AMD processors sold between 2011 to 2019 are vulnerable to two side-channel attacks that can extract kernel data and secrets, according to a new research paper.

In a paper [PDF] titled, “Take A Way: Exploring the Security Implications of AMD’s Cache Way Predictors,” six boffins – Moritz Lipp, Vedad Hadžić, Michael Schwarz, and Daniel Gruss (Graz University of Technology), Clémentine Maurice (University of Rennes), and Arthur Perais (unaffiliated) – explain how they reverse-engineered AMD’s L1D cache way predictor to expose sensitive data in memory.

To save power when looking up a cache line in a set-associative cache, AMD’s CPUs rely on something called way prediction. The way predictor allows the CPU to predict the correct cache location required, rather than test all the possible cache locations, for a given memory address. This speeds up operations, though it can also add latency when misprediction occurs.

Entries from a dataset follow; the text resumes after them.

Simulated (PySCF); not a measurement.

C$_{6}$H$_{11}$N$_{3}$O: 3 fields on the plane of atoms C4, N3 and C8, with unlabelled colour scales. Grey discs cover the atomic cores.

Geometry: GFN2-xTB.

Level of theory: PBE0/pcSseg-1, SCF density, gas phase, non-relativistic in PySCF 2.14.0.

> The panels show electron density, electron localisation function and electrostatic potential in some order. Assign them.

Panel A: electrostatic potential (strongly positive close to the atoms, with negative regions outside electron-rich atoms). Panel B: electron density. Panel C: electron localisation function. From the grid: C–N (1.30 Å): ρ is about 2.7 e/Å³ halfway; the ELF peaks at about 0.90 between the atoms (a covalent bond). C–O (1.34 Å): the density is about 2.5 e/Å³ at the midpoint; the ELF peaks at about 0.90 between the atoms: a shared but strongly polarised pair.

The cache location is, in part, determined by a hash function, undocumented by AMD, that hashes the virtual address of the memory load. By reverse engineering this hash function, the researchers were able to create cache collisions which present observable timing effects – increased access time or L1 cache misses – that allow covert kernel data exfiltration, cryptographic key recovery, and weakening ASLR defenses on a fully-patched Linux system, the hypervisor, or the JavaScript sandbox.

Timing attacks of this sort allow the attacker to infer protected data based on the time the system takes to respond to specific inputs.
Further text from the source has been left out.